The Supreme Court of New South Wales has again considered the question of ‘what constitutes a construction contract’ for the purposes of the Building and Construction Industry Security of Payment Act 1999 (NSW) (Act) and given it a very wide ambit.
In this case, the Court also examined the issue of the “guarantee or indemnity exceptions” to the jurisdiction of the Act pursuant to the provisions of section 7(3)(c).
In IWD his Honour Stevenson J considered similar facts to those in Machkevitch v Andrew Building Constructions  NSWSC 546 whereby here, IWD (the developer) was alleged to have verbally assured Level Orange Pty Ltd (a consultant architect) that it would “make sure” that Level Orange would get paid if it carried out the architectural design work for IWD’s residential development project in Randwick New South Wales.
Level Orange Pty Ltd was then contracted by the builder on the project, Link Pty Ltd. The contract between Link and IWD was subsequently terminated and when not paid, Level Orange submitted a payment claim under the Act against IWD relying on IWD’s earlier promise.
IWD refused payment to Level Orange which then lodged an adjudication application. The adjudicator found in favour of Level Orange. IWD applied to the Court seeking to set aside or quash the adjudicator’s determination.
In dismissing the application the Court held that statements made by the director of IWD to the director of Level Orange amounted to a promise to “make sure” that Level Orange would get paid for their work. His Honour found that this promise was sufficient to create a construction contract for the purposes of the Act.
The Court then turned to the question of whether the construction contract between these parties was one which should be characterised as a guarantee or indemnity, which would then fall outside of the jurisdiction of the Act pursuant to the exceptions arising from s7(3)(c). The Court found that this was not the case because;
1. A contract of guarantee or indemnity is a secondary liability and is reliant on a third party performing or failing to perform some specified obligations.

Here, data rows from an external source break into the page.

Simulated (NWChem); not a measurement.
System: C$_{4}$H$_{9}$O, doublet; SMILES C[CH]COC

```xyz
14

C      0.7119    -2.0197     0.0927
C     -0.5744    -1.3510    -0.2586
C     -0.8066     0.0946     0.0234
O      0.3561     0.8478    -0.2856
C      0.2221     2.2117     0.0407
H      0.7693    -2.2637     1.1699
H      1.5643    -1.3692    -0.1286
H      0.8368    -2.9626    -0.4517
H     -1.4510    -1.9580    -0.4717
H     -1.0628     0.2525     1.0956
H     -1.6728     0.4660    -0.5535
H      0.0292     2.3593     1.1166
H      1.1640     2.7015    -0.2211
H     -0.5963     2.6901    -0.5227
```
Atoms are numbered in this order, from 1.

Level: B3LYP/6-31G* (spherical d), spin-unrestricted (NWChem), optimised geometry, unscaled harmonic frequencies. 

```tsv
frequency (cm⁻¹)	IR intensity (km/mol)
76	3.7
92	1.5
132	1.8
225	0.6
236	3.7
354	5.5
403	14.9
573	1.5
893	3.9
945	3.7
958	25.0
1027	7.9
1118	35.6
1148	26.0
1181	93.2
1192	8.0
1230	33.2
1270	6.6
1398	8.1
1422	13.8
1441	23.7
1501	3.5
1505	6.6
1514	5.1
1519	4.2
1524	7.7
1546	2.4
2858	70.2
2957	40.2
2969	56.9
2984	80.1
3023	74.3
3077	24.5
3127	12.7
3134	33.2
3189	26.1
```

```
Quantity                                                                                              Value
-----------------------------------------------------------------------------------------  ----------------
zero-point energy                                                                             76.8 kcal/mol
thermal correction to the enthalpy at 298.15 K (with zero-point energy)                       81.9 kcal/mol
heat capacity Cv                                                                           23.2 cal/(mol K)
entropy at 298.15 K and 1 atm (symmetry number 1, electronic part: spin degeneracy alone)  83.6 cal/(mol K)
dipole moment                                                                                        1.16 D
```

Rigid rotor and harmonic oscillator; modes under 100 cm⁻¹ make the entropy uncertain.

2. In the present case, the undertaking was given prior to a third party (the builder) being involved and was a simple undertaking to “make sure” that Level Orange would get paid for their work.
His Honour found [at 70-71]:
“…..the obligation…that IWD undertook in the January 2011 conversation was not a secondary liability; it was not a liability contingent upon any default by Link……Nor, in my opinion, was the effect of what Mr Christofidellis said in the January 2011 conversation that IWD undertook to provide Level Orange with an indemnity in relation to services that Level Orange might supply the project.”
This case shows that Principals seeking to provide comfort to subcontractors (or consultants as in this case) should be careful with the words used as there is a risk that those words may bind them to payment and allow the subcontractor to lodge a payment claim under the Act.
Subcontractors, consultants or suppliers who wish to rely upon undertakings made to them by a principal should seek advice as to the terms of the undertaking to ensure that the undertaking qualifies as a construction contract which is actionable under the Act.